How to prove $\sin(x) = x + O(x^3)$? I was doing an exercise in which I have to find the rate of convergence of 
$$\lim\limits_{h\to 0}\dfrac{\sin h}{h} = 1$$
and the answer is $O(h^2)$. I don't understand why. The only thing I have found is that $$\sin(x) = x + O(x^3)$$ when $x$ tends to zero, and with that the exercise is solved, but how I demonstrate that fact?
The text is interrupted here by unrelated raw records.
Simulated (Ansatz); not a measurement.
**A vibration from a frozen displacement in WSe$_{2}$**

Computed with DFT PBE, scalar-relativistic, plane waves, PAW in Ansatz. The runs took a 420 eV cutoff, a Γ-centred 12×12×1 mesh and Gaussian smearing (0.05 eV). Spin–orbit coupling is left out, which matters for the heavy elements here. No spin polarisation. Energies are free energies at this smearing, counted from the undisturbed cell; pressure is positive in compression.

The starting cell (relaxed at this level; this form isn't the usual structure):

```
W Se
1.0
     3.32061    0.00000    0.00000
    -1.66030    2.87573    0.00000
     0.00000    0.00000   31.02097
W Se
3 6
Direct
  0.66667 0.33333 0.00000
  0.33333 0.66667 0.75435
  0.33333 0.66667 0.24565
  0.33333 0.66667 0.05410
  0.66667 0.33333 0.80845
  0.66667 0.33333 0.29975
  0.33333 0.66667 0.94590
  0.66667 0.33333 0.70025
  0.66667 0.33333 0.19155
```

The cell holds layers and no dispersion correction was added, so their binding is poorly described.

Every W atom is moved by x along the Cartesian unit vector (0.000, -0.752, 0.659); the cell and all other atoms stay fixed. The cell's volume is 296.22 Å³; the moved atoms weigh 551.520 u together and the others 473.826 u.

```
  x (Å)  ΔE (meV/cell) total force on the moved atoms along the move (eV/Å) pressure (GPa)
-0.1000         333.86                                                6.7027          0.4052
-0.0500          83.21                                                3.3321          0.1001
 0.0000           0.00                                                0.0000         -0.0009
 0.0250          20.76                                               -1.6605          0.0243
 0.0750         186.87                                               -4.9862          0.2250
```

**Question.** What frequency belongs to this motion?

 A: You need to use the Taylor expansion of $\sin(x)$. The result pretty much follows straight from there.
A: Start with
$\sin' = \cos
$,
$\cos' = -\sin
$,
$\sin(0) = 0$,
$\cos(0) = 1$,
and
$\sin^2+\cos^2 = 1$.
For small $t$,
$1 \ge \cos(t)
\ge 0
$
so
$\sin(x)
=\int_0^x \cos(t)dt
\le x
$.
Therefore
$1-\cos(x)
=\int_0^x \sin(t) dt
\le \int_0^x t dt 
= \frac{x^2}{2}
$
so
$\cos(x)
\ge 1-\frac{x^2}{2}
$.
Therefore
$\sin(x)
=\int_0^x \cos(t)dt
\ge\int_0^x (1-\frac{t^2}{2})dt
=x-\frac{x^3}{6}
$.
So we already have
$x-\frac{x^3}{6}
\le \sin(x)
\le x
$.
This is actually
enough for what you want.
Doing this again,
$1-\cos(x)
=\int_0^x \sin(t) dt
\ge \int_0^x (t-\frac{t^3}{6}) dt 
= \frac{x^2}{2}-\frac{x^4}{24}
$
so
$\cos(x)
\ge 1-\frac{x^2}{2}+\frac{x^4}{24}
$.
Doing this one more time,
$\sin(x)
=\int_0^x \cos(t)dt
\ge\int_0^x (1-\frac{t^2}{2}+\frac{t^4}{24})dt
=x-\frac{x^3}{6}+\frac{x^5}{120}
$.
By induction,
we can get the power series
for $\sin$ and $\cos$.
Note:
This is not original.
I first saw this in
"100 Great Problems of Elementary Mathematics"
by Heinrich Dorrie 
(less than $15 from Dover).
Get it.
A: One can see this quickly using the given limit, that $\sin$ is (1) an odd function (which follows more or less immediately from the usual exponential and unit circle definitions) and is (2) twice differentiable:
The limit and the differentiability imply that
$$\sin h = h + a h^2 + O(h^3),$$
and oddness implies that $a = 0$. So, $\sin h = h + O(h^3)$ and thus $$\frac{\sin h}{h} = 1 + O(h^2) .$$
A: If you know that $\cos(x)=1+O(x^2)$ and $|\tan x|>|x|$ then you know that $\sin x = \tan x \cos x = x+O(x^3)$.